Mother, just like any mother, could not have listened to that news without collapsing. Hence it was our primary objective to hide the matter from her but we did not know how to do it and how long to do it because he was so stubborn about leaving soon. Also, we needed to use her abilities to pursue him to stay back with us and for us. We were also worried that if we did not inform her early enough, she would later blame us for not giving her enough time to plead with him.
Initially for a few days when we were still in the hope that he would change his mind, we made sure she did not know anything. Later on, when we continued to fail in the bargain with him, when we assumed her requests would hopefully make a difference, we begun to let her know the situation more accurately. However, by then, she had already started to make out most of what we knew from our secret gatherings and long conversations.
She later said many things that happened in my bothers early life and how she and our father cared. There was one specific incident when he was affected with severe dysentery and remained in a very critical condition. The family doctor could not locate a nerve to insert the IV needle. Later on, somehow our doctor managed to put him on IV and get his body to respond in a miraculous twist of event just like how life always is. From that story it was clear that she shed much tear over him right from the childhood. Now this was probably just the beginning of a new, long, tearful journey of her life, agonizing over her dear child.
So many people leading material life lead such a life in spite of enormous hardships. They all do not suicide or chose a spiritual way of life. Our brother in spite of not being faced by any visible obstacles in life, choose to renounce it. Truly, I wished to know what went on in his mind leading to that decision. It has to be a pull by spirituality rather than any hardships in material life.
Months after he left, I used to think whether he would have chosen that path if we were an ultra rich family. Such affluence would mean that he would have been immersed in more worldly pleasures than he had been in an average family like ours. Because I believe these days, without abundant money, you cant really live the life of your passion. May be such a realization stuck him, I do not know. These are all though, hypothetical questions which does not make great sense.

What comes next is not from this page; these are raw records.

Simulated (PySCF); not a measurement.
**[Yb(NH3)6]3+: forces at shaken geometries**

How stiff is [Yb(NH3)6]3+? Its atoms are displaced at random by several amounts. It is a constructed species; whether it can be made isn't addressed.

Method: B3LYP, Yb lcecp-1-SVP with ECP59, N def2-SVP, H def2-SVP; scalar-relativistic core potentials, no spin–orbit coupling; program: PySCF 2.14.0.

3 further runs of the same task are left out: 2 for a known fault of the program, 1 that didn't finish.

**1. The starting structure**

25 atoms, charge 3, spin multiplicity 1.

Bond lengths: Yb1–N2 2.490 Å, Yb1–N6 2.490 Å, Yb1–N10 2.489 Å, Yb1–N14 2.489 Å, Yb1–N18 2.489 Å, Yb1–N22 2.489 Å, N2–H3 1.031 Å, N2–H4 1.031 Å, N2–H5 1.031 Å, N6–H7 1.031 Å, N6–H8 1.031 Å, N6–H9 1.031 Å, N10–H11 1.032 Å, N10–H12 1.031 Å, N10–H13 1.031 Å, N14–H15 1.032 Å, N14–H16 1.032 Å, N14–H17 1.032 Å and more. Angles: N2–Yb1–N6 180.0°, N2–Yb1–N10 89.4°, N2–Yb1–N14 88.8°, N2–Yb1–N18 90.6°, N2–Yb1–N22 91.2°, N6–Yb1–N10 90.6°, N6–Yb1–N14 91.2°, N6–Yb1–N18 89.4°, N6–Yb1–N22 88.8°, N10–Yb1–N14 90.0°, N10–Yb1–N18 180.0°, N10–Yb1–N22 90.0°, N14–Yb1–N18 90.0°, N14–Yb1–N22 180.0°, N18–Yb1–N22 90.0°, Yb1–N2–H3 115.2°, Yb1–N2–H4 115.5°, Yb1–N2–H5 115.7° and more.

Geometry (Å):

You may be wondering whether my mother curse him or bless him these days. Do not think for a moment; like all mothers, she would have forgiven him for his abandonment of material world and for going away from her. No doubt also that she is going through frequent tremors thinking about him because mothers can not have a mind of a rock or hate her children whatever they had done to hurt her feelings. If rest of us can not handle those tremors; how can she possibly?
But to my bewilderment, I do not know what I shall do when on one day she asks me to bring him to her, the one who had abandoned our family.